I first came across Kym Shumsky’s work around two years ago but despite a few Twitter conversations, having mutual friends and working across the street from one another, we had never had the opportunity to meet. When I saw on Twitter a few weeks ago that Kym was launching a new photography project and looking for other photographers to collaborate with I jumped at the chance to both ask her to guest post here and to be one of her collaborators. I’m pleased to say that she agreed to both. Kym and I met and concocted a plan over coffee and while we’re keeping the details under wraps for now, I promise to share the results here when I can. In the meantime, I’m pleased to welcome Kym to Mortal Muses today to share her work and her thoughts on collaboration with us. ~ Debra
Kym Shumsky on Collaboration and the Two-shot
The thing about an actual two-shot – the t.v. journalism kind – is that it’s manufactured. It’s a quick set-up of the interviewer and the interviewee, usually right after the actual talking takes place. Visually, it’s filler: inserted into the spaces between head shots to keep the audience’s attention. When you see those frames in the nightly newscast, there’s as good a chance as any that they’re discussing the weather, or how to validate parking in that particular moment. Definitely not the news.

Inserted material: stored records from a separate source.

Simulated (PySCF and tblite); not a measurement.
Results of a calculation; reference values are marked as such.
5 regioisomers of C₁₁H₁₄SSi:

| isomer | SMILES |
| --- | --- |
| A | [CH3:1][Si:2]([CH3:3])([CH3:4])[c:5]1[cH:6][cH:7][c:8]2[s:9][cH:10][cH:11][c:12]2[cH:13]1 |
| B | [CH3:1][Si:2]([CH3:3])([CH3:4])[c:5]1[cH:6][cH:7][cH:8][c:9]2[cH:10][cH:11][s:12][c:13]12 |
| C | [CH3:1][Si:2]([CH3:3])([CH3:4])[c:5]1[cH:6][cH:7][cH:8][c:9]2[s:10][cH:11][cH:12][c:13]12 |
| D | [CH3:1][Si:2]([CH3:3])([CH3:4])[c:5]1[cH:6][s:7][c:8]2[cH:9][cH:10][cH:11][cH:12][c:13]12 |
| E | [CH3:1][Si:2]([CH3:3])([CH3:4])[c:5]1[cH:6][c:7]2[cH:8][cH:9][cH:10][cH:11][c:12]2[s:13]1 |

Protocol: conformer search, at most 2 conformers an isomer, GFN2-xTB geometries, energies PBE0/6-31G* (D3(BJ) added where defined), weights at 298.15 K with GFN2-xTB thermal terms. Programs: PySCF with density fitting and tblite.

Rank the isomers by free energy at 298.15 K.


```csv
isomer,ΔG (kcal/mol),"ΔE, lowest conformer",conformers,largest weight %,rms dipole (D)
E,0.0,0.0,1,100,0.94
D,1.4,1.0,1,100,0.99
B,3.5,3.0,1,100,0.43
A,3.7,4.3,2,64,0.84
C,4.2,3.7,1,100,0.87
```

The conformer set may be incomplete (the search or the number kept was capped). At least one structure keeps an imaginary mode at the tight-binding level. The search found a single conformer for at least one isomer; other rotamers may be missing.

Photography – the kind involving people in particular – shares a similar need for the manufactured. Controlling the visual – even as lightly as positioning a cup, or opening a window – are the little things that help provide the raw materials that go into storytelling; words and verbs for the eyes.
Plus, it helps with the talent; well past the awkward first 10 minutes of shooting someone you have never met, conversation had best be going well. It’s not? Open the window. Change the frame. A change of perspective brings a second opportunity to take that perfect portrait shot. Or sit your handsome husband next to them, see if he can fix it.
But what happens when it isn’t just one vision you’re trying to find, but two? What are they REALLY saying in the two-shot?
I’ve done this before; three years ago, I asked out loud what it would be like to photograph strangers, and summarily met 100 of them. Now in the early days of the yet untested TwoShot.ca, what I hope to achieve is in many senses a deconstruction. If portraiture was the headline news, what I’m looking for is feature material. And I’m signing up other photographers to make sure I get the right perspectives. Two photographers, same place, same time. And at the end of it, a single arrangement of our best shots. A story as much about the things we are shooting as it is about us.
Because the story happening on the other side of the lens is always just as important.
Kym Shumsky really is just an amateur photographer with a completely unrelated day job and a blissfully ordinary life. She is married to an excellent fellow who does not mind being called a light stand, and is pretty much awesome in every other way, too. She was raised in Winnipeg.